Subsection (a) restates the mandatory statutory duty for an employer to offer a job a claimant is capable of performing if such a vacancy exists before seeking modification or suspension based upon earning power. Subsection (b), which the majority accepts as controlling, establishes the period in which such an offer must be made, i.e., from the employer’s provision of notice to the employee of ability to return to work under Section 306(b)(8), 77 P.S. § 512(3), for thirty days or until the filing of the petition for modification, whichever is longer. In this case that period runs from November 22, 2002 until July 16, 2003. Subsection (c) provides that the employer may fulfill its obligation by proving either that it notified a claimant of a job or offered a job but the claimant failed to respond or refused, or that “(4) [n]o job vacancy exists within the usual employment area.” Subsection (f) prescribes the manner for the claimant to rebut if the employer has presented evidence that no job vacancy exists.
There is no ambiguity in this statutory/regulatory scheme: an employer must provide notice of or an offer of a suitable job that it has available or it must prove that no vacancy exists. The regulation makes express what is clearly implied by Section 306(b)(2). It is well settled that an administrative agency’s interpretation of its enabling statute is entitled to great weight and will not be overturned unless it is clearly erroneous. Eagle Environmental II, L.P. v. Department of Environmental Protection, 584 Pa. 494, 884 A.2d 867 (2005). Section 306(b)(2) as interpreted by 34 Pa.Code § 123.301 provides a procedure that is straightforward and logical. It does not provide for a game in which an employer may conceal the existence of a suitable job and need offer evidence only if the claimant first offers evidence of its existence.
Although the majority accepts that the duty to offer a claimant an existing suitable job is mandatory and that Burrell did not relieve all modification-seeking employers from proving lack of a suitable job before presenting evidence of earning power, it nevertheless concludes that the circumstances of the present case require vacating and remanding rather than reversal. I cannot agree. The majority accepts that the period during which an offer of an available job was required to be made ran from November 22, 2002 to July 16, 2003. The only evidence that Employer offered relating to job availability was a letter from the county commissioners to Rosenberg dated December 3, 2002, stating that the county had no provision for a “permanent” light-duty position and that Rosenberg’s employment therefore would be terminated effective January 17, 2003. While this letter presumably reflects the commissioners’ view in December 2002, it plainly is not adequate evidence to establish that no suitable position became available be*256fore July 16, 2003. As noted by the majority, the Rehabilitation Counselor testified that he did not discuss available positions with the employer.
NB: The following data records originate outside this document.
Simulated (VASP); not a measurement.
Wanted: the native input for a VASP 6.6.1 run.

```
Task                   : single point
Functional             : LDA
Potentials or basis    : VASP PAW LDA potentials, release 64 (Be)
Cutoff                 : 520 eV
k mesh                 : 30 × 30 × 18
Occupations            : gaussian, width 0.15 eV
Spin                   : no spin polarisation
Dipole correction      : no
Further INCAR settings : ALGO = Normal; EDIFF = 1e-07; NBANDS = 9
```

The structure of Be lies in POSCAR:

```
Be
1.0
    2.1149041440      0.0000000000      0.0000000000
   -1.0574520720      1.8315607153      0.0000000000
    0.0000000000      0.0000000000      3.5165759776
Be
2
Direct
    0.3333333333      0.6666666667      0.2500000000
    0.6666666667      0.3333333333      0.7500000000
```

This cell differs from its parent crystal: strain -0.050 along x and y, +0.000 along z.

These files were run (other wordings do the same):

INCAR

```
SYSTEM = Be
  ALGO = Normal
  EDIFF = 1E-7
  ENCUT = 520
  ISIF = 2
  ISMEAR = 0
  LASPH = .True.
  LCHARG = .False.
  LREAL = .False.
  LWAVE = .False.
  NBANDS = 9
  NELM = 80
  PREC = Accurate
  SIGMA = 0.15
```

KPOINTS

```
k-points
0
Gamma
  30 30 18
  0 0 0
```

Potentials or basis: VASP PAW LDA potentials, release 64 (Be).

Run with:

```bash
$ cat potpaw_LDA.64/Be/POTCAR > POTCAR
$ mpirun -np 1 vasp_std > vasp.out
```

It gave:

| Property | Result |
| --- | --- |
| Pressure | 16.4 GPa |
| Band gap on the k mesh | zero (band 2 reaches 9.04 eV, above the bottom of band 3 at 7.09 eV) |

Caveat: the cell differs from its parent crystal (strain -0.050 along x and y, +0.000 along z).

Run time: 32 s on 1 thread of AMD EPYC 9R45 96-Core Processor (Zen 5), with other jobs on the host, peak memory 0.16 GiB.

The majority concludes that once the issue of the availability of a suitable job with the employer is raised by evidence of a possible opening with the employer, ie., raised by the claimant, then the employer has the burden of proof, but Section 306(b)(2) and 34 Pa.Code § 123.301 contain no such requirement. To the contrary, the burden is on employer to establish the absence of a suitable job before it may present evidence of earning power. Because this case includes testimony by Rosenberg that someone was hired to replace her in the elections board position, however, the majority quotes 34 Pa.Code § 123.301(f)(2) to the effect that a claimant may prove that “[djuring the period in which the employer has or had a duty to offer a specific job, the employer posted or announced the existence of a specific job vacancy, that the employee is capable of performing, which the employer intends to fill.” The majority overlooks the fact that this is a provision describing a rebuttal, and it comes into play only “[i]f the employer has presented evidence that no job vacancy exists....”
Employer here simply failed to meet its burden to present sufficient evidence as part of its case-in-chief that no suitable job existed with Employer during the applicable period. Because Employer had a full opportunity to meet its burden in this modification proceeding and failed to do so, the order of the Board affirming the WCJ’s grant of a modification should be reversed.1
Judges PELLEGRINI and FRIEDMAN join in this dissent.
. The majority opinion cites a distinct principle stated in Barrett v. Otis Elevator Co., 431 Pa. 446, 246 A.2d 668 (1968), but I remain convinced that the proposition that applies here is that the burden to prove the existence or nonexistence of a fact may be placed on the party who can establish it much more easily. I find the majority’s citation to In re Property along Pine Road in Earl Township, 743 A.2d 990 (Pa.Cmwlth.1999), to be puzzling. The only evidentiary aspect of that case is the statement at the end that it is settled beyond dispute in Pennsylvania that the party defending in an action is not required to prove a negative in order to prevail. In this case, however, Employer is the moving party, seeking modification, not the "defendant.” Under Section 306(b)(2) of the Act and 34 Pa.Code § 123.301 there is a mandatory requirement for Employer to offer a suitable job if it has one available before seeking modification based on earning power. Employer must show proof of compliance, either through proof of an offer or through proof that no suitable job was available, as the regulation expressly provides. By offering proof of earning power, Employer is tacitly averring that it complied, and there is no reason not to require proof.
Regarding arguments in Footnote 6 of the majority opinion, I do not agree with the implication that the WCJ made a finding that no suitable work was available before July 16, 2003. The WCJ found that no suitable work was available effective January 17, 2003, based on the letter from the commissioners, but the dissenting opinion does address this question by pointing out that the letter simply is inadequate to answer the question: “Had any suitable position become available by July 16, 2003?” The majority's mention of Rosenberg’s demonstration of residual skill shown through her part-time employment is at odds with Employer’s theory of the case, which was to show earning power through a labor market survey. The part-time employment described all occurred in 2004, well after the period for Employer’s mandatory compliance. This is not a case such as Burrell where the employer relied upon a demonstration of *257earning power through proof of new employment, and I disagree with the statement that admissions of residual productive skill support the procedural aspect of relieving Employer of the requirement of proving absence of a suitable job as part of its case-in-chief.